GPU accelerated SHAP values crash Google Colab

nijshar28 · July 8, 2021, 1:49pm

Hi. I am trying to utilize Google Colab GPUs to speed up some of my work with xgboost. By default, Colab machines are set up with Python 3.7 and Xgboost 0.90. Running !pip install --upgrade xgboost installs version 1.4. However, when I am trying to run booster.predict(dmat, pred_contribs=True)) in a loop (I am trying to compute SHAP values for different models on the same dataset), it runs for the first 10 iterations or so and then crashes the Colab kernel.

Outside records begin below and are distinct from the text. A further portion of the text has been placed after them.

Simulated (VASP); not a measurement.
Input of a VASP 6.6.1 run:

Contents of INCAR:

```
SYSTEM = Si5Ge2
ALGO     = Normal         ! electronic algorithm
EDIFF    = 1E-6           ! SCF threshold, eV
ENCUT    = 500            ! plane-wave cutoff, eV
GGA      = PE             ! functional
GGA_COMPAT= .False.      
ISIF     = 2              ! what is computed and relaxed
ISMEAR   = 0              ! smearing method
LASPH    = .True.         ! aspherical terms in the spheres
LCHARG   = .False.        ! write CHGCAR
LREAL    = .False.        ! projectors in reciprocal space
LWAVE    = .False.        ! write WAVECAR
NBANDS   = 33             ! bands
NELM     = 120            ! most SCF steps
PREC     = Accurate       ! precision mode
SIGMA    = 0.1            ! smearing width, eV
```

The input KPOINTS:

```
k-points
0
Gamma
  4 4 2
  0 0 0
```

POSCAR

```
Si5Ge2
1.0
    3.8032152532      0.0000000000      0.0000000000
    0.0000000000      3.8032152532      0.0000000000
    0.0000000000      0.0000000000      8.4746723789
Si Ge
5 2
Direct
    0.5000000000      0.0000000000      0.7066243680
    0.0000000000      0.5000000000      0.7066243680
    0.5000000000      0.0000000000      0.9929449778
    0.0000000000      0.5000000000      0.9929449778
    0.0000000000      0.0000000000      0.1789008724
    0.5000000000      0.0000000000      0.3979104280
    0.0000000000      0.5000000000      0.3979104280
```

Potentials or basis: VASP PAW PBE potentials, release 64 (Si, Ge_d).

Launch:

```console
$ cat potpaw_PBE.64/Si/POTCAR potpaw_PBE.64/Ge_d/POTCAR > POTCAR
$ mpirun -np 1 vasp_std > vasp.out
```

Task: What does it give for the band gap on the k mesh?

I also run booster.set_param({'predictor': 'gpu_predictor'}) before calling booster.predict(..., pred_contribs=True).

I don’t think the crash is related to resource consumption as RAM and GPU memory loads look low. Also, my dataset and model are pretty small and xgboost predicts the SHAP values blazingly fast until it crashes.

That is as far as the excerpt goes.